The Department for Work and Pensions is to run a new service that will allow providers of broadband to verify whether customers are receiving relevant benefits, making them eligible for extra financial support, such as reduced broadband bills.
The verification service will require the customer’s permission; however, it would allow them to access ‘social tariffs.’ The government has called on all broadband providers to offer and promote social tariffs that will help those on Universal Credit and other benefits to access broadband and mobile phone deals.
These tariffs could save over a hundred pounds per year in some cases, with one provider that is already on board allowing early termination fees to be waived as customers move from other tariffs to the ones that will allow them to reduce their expenditure when already on low income.
David Buttress, the Government’s Cost of Living Business Tsar, has committed to working alongside the industry to improve and promote social tariffs that already exist, as well as encouraging the providers that don’t have them, to bring them in. Buttress said:
“Times are tough and families across the country are feeling the pinch, so we’re making it easier for companies to reduce phone and broadband bills for struggling families.
“Some of the biggest network operators have already committed to this new scheme and we want to see other providers follow their lead so that everyone eligible for a social tariff can access one.
“This is just one of the ways that we’re working with businesses to offer help through our Help for Households campaign, building on the comprehensive £37 billion package of support already being provided by Government.”
Therese Coffey, Secretary of State for Work and Pensions, added:
“It’s more important than ever that people get the financial support available to them, including cheaper broadband for benefit claimants, and this change makes these social tariffs even easier to access.
“I’d like to thank those providers leading the way in moving customers over to discount rates, and I encourage others to follow suit to help millions of households to cut bills.”

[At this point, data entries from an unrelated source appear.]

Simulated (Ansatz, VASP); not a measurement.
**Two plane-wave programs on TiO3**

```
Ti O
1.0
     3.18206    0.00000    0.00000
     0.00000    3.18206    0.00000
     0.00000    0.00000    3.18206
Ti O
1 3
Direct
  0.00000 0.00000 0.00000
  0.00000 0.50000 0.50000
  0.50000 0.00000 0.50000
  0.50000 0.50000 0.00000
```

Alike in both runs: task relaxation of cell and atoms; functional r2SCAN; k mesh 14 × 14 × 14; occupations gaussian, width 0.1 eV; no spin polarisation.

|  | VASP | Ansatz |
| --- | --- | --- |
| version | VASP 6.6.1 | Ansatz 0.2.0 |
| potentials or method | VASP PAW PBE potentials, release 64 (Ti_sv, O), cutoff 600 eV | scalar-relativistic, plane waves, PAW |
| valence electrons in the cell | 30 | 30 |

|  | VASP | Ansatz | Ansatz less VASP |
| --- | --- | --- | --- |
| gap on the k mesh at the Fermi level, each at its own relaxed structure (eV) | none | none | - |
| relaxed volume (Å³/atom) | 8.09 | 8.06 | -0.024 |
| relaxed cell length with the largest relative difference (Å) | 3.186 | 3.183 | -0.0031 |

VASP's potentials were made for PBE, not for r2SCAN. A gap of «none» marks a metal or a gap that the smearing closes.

Customer’s consent must be gained before the internet service providers can speak to the Department for Work and Pensions about their eligibility for the schemes, whilst the Department will provide as little information as possible, sharing nothing other than the confirmation that the claimant is eligible for the benefit. This ensures the safety of the claimant’s data.
Digital Secretary, Nadine Dorries said:
“Social Tariffs are vital for families struggling with bills, keeping them connected even in tough times.
“Our discussions with broadband companies led to the range of social tariffs on the market today and we’ve secured a raft of new cost-of-living commitments from them to ensure help is available for anyone that needs it.
“I urge anyone concerned about falling behind on payments to contact their supplier to see what support is available.”